Handoff between native apps and websites
Handoff allows an iOS, iPadOS or macOS native app to resume user activity on a web page in domains legitimately controlled by the app developer. It also allows the native app user activity to be resumed in a web browser.
To prevent native apps from claiming to resume websites not controlled by the developer, the app must demonstrate legitimate control over the web domains it wants to resume. Control over a website domain is established using the mechanism for shared web credentials. For details, see App access to saved passcodes. The system must validate an app’s domain name control before the app is permitted to accept user activity Handoff.
The source of a web page Handoff can be any browser that has adopted the Handoff APIs. When the user views a web page, the system advertises the domain name of the web page in the encrypted Handoff advertisement bytes. Only the user’s other devices can decrypt the advertisement bytes.

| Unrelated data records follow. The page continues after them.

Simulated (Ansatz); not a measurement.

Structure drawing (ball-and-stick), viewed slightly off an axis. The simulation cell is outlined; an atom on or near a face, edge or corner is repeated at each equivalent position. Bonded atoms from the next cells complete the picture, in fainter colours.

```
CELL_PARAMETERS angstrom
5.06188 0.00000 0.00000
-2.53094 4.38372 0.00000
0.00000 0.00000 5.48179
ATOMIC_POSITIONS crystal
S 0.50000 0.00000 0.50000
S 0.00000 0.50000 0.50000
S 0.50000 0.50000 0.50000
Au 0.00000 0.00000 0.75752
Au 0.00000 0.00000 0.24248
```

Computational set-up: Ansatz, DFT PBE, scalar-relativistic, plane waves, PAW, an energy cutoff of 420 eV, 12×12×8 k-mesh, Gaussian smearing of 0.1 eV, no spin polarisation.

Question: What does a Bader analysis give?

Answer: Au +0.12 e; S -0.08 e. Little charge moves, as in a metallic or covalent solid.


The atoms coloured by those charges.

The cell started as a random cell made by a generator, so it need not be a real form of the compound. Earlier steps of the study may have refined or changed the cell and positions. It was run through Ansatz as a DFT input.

On a receiving device, the system detects that an installed native app accepts Handoff from the advertised domain name and displays that native app icon as the Handoff option. When launched, the native app receives the full URL and the title of the web page. No other information is passed from the browser to the native app.
In the opposite direction, a native app may specify a fallback URL when a Handoff receiving device doesn’t have the same native app installed. In this case, the system displays the user’s default browser as the Handoff app option (if that browser has adopted Handoff APIs). When Handoff is requested, the browser is launched and given the fallback URL provided by the source app. There is no requirement that the fallback URL be limited to domain names controlled by the native app developer.
Handoff of larger data
In addition to using the basic feature of Handoff, some apps may elect to use APIs that support sending larger amounts of data over Apple-created peer-to-peer Wi-Fi technology (in a similar fashion to AirDrop). For example, the Mail app uses these APIs to support Handoff of a mail draft which may include large attachments.
When an app uses this facility, the exchange between the two devices starts off just as in Handoff. However, after receiving the initial payload using Bluetooth Low Energy (BLE), the receiving device initiates a new connection over Wi-Fi. This connection is encrypted (with TLS), which exchanges their iCloud identity certificates. The identity in the certificates is verified against the user’s identity. Further payload data is sent over this encrypted connection until the transfer completes.